What is Data Modeling?
Data modeling is the exploration of the structuring of your data. The exercise is astonishingly similar to designing and constructing buildings;
Depending on what type of utility you want to serve (libraries vs opera houses vs gyms) and what interactions you want to optimize (company HQ for employees, residential buildings such as high rises or single family homes), you plan your walls, optimize flows within the structure and finally, you choose the material that can turn the design into reality!
All this applies directly to data modeling as well! The exercise involves understanding both the application requirements and the underlying database platform. Application logic and its data flow leads to the entities and relationships in the data model. The database platform provides the “material” to represent the logical entities with methods to store and retrieve instances of the entities. Materials can make a huge amount of difference in how fast you can construct your design and how easy it can be to reconfigure parts of the builds to fit the tenants! For the rest of the paper, we’ll focus on a new material: document databases and the flexibilities it brings to constructing and evolving your data model.
I will assume most of you are familiar with relational databases and the general properties of the “material” there. RDBMSs provide tables with columns to represent entities and require advance declaration of schema before storing data. The “tenants” that want their own customizations find it hard to evolve this pre-declared schema. A “product catalogue” table can be a nightmare for relational databases. Products share properties like “price” but representing properties of a sports car in one row and vacation package in another row require difficult acrobatics in RDBMS world. On the other hand, document databases use JSON formatted documents and allow great flexibility. Each document carries its own schema and can nest complex structures like “embedded documents” and “array of documents”. You can easily represent the attributes like colour for the car in one document and represent valid travel dates for the vacation package in another document and let the application drive the schema evolution without requiring in-advance declarations.
One last important point before I get started: Some relational and NoSQL databases retrofit JSON type as a data type into their type system (see SQL Server JSON support, Oracle JSON support or late addition of JSON Cassandra JSON support) and shred it to fit into the native data model of the underlying system. Instead, I will be focusing on native document databases like MongoDB, Couchbase and alike.

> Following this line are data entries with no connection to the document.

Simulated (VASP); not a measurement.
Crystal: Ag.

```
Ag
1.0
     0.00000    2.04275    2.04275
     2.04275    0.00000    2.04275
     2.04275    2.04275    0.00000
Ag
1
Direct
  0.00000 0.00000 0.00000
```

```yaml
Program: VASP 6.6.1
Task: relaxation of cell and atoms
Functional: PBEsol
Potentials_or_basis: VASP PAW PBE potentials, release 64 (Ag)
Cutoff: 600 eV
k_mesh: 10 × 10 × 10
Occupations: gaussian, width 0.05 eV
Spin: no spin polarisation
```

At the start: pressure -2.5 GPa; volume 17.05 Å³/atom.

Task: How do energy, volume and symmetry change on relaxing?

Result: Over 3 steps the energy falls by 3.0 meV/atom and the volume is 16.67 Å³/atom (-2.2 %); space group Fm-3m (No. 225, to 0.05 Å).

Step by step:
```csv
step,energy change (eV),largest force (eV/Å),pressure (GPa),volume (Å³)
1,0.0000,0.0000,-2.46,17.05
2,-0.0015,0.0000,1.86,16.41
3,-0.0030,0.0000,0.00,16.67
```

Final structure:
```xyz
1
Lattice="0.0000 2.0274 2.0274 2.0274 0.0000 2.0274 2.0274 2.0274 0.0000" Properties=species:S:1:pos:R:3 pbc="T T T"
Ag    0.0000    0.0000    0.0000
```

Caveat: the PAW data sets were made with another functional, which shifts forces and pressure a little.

Data Modeling with Document Databases
Data modeling exercise in document databases isn’t all that different from what you do with relational schema based databases. One goes through the same 2 phases in either case:
Logical data modeling: This phase focuses on describing your entities, their attributes and relationships. Logical data modeling phase is independent of the underlying containers your database platform provides.
Physical data modeling: In this phase you take the logical design and apply the entities and relationships to the containers provided to you by the document database. Based on the access patterns, performance requirements and atomicity and consistency requirements, you choose which type of containers to use to represent your logical data model.
Logical Data Modeling
The logical data modeling phase focuses on describing your entities and relationships. Logical data modeling is done independently of the requirements and facilities of the underlying database platform. You can find various methods of data modeling here: https://en.wikipedia.org/wiki/Data_modeling.
At a high level, the outcome of this phase is a set of entities (objects) and their attributes that are central to your application’s objectives, as well as a description of the relationships between these entities. Imagine an aerospace application: entities may be “satellite”, “module” and “instrument,” where their relationships might be “satellites carry many modules, which in turn are made up of many instruments”. Relationships can vary in type: one-to-many or many-to-many or one-to-one.